1.2 Systems of Reference

Any one who will try to imagine the state of a mind conscious of knowing the absolute position of a point will ever after be content with our relative knowledge.

James Clerk Maxwell, 1877

There are many theories of relativity, each of which can be associated with some arbitrariness in our descriptions of events. For example, suppose we describe the spatial relations between stationary particles on a line by assigning a real-valued coordinate to each particle, such that the distance between any two particles equals the difference between their coordinates. There is a degree of arbitrariness in this description due to the fact that all the coordinates could be increased by some arbitrary constant without affecting any of the relations between the particles. Symbolically this translational relativity can be expressed by saying that if x is a suitable system of coordinates for describing the relations between the particles, then so is x + k for any constant k. Likewise if we describe the spatial relations between stationary particles on a plane by assigning an ordered pair of real-valued coordinates to each particle, such that the squared distance between any two particles equals the sum of the squares of the differences between their respective coordinates, then there is a degree of arbitrariness in the description (in addition to the translational relativity of each individual coordinate) due to the fact that we could rotate the coordinates of every particle by an arbitrary constant angle without affecting any of the relations between the particles. This relativity of orientation is expressed symbolically by saying that if (x,y) is a suitable system of coordinates for describing the positions of particles on a plane, then so is (ax–by, bx+ay) where a² + b² = 1.

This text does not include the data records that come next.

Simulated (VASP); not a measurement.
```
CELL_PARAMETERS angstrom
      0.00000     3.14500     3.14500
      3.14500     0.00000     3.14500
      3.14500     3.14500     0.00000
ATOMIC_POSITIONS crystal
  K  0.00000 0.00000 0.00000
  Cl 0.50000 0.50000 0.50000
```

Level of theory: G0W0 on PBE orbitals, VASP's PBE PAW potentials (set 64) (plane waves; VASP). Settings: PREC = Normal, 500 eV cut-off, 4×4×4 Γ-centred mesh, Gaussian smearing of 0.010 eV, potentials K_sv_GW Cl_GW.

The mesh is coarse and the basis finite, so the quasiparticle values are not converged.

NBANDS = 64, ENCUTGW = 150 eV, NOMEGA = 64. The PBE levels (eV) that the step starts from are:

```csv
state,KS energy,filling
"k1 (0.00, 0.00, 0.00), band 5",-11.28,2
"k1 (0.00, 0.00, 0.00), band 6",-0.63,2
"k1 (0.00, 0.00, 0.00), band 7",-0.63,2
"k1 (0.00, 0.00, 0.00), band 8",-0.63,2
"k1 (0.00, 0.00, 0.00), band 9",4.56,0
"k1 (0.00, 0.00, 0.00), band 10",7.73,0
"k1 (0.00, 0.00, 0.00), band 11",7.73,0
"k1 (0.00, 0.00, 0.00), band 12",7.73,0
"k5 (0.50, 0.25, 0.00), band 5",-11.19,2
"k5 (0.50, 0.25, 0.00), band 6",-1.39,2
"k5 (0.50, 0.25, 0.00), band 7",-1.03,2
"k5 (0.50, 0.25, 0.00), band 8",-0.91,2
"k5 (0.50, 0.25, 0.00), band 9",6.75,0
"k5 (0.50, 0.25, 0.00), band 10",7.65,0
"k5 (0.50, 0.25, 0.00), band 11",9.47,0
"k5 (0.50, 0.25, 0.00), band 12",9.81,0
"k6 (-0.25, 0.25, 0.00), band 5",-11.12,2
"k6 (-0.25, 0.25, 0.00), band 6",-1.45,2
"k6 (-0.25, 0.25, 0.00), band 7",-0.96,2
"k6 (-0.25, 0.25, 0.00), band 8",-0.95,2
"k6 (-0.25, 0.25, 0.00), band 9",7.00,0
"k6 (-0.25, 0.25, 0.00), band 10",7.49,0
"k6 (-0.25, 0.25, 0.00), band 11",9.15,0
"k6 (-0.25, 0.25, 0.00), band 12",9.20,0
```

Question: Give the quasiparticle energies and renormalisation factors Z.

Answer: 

These relativities are purely formal, in the sense that they are tautological consequences of the premises, regardless of whether they have any physical applicability. Our first premise was that it’s possible to assign a single real-valued coordinate to each particle on a line such that the distance between any two particles equals the difference between their coordinates. If this premise is satisfied, the invariance of relations under coordinate transformations from x to x + k follows trivially, but if the pairwise distances between three given particles were, say, 5, 3, and 12 units, then no three numbers could be assigned to the particles such that the pairwise differences equal the distances. This shows that the n(n–1)/2 pairwise distances between n particles cannot be independent of each other if those distances can be encoded unambiguously by just n coordinates in one dimension or, more generally, by kn coordinates in k dimensions. A suitable system of coordinates in one dimension exists only if the distances between particles satisfy a very restrictive condition. Letting d(A,B) denote the signed distance from A to B, the condition that must be satisfied is that for every three particles A,B,C we have d(A,B) + d(B,C) + d(C,A) = 0. Of course, this is essentially the definition of co-linearity, but we have no a priori reason to expect this definition to have any applicability in the world of physical objects. The fact that it has wide applicability is a non-trivial aspect of our experience, albeit one that we ordinarily take for granted.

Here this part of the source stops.